In the case of IM, he explains, “getting other people to sign up was a way to waver your monthly membership fee, and also of earning commission. Within many companies there are internal ranking systems, so the more you recruit, the higher you go in that system and the more money you make”.

Dion put this point to IM, who disputed the recruitment claim and said traders were earning commission on product sales.

Warning ‘red flag’ signs?

Dion believes companies like IM Academy tap into a growing culture of “rejecting conventional experts and traditional forms of education”.

From the wannabe traders he spoke with, Dion found there was often a real desire to be “self-sufficient”, but warns “overlooking red flags can come at a cost”.

It’s something Caspar agrees with.

“It’s concerning. There is no such thing as a free lunch. Trading is a particularly difficult business to make money out of.

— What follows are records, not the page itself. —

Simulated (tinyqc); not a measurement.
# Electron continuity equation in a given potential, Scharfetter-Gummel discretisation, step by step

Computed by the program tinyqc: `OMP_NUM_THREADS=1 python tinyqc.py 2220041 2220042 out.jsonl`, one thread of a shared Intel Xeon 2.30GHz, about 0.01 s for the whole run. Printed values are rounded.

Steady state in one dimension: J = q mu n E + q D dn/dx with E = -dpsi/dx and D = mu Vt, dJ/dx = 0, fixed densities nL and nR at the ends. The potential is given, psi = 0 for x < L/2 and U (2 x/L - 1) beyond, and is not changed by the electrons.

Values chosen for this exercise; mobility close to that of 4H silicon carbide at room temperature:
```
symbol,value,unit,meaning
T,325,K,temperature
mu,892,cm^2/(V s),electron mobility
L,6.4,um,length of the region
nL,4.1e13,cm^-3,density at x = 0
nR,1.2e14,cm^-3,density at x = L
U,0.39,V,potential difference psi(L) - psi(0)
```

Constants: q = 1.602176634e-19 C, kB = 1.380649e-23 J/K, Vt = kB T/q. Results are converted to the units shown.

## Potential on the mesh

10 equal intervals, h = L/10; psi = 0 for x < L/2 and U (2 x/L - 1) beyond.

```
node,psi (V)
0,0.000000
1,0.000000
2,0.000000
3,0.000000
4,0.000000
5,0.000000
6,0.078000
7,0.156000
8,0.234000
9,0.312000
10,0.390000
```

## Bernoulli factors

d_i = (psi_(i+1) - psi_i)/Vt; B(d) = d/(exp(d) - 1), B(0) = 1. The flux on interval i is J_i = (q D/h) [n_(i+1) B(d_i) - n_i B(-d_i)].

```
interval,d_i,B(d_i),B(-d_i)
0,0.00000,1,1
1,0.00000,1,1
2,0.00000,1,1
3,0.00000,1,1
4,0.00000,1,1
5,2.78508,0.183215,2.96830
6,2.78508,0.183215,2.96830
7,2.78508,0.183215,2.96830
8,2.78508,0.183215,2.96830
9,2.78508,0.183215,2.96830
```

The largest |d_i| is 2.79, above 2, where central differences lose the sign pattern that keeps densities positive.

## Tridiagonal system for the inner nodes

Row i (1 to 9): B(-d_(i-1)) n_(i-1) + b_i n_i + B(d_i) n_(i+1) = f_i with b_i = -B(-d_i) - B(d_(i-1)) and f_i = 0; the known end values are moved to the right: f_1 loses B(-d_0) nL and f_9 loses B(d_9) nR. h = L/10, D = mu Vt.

As with any speculative investment, you should never risk more than you can afford to lose or risk money on investments you don’t understand, like FOREX, Cryptocurrencies or in any of the markets (stocks, bonds, commodities etc.). If you are really interested Caspar says you should get a job with a bank or broker that offers FOREX services and is regulated by the Financial Conduct Authority.

There are of course many legitimate companies offering proper courses in FOREX, stock and options trading, property and money mindset. Just be wary of firms making wild claims or where people make more recruiting you than they do from trading, which is effectively MLM or even an illegal pyramid scheme.

Becoming financially free takes time and requires many hours of hard work and study.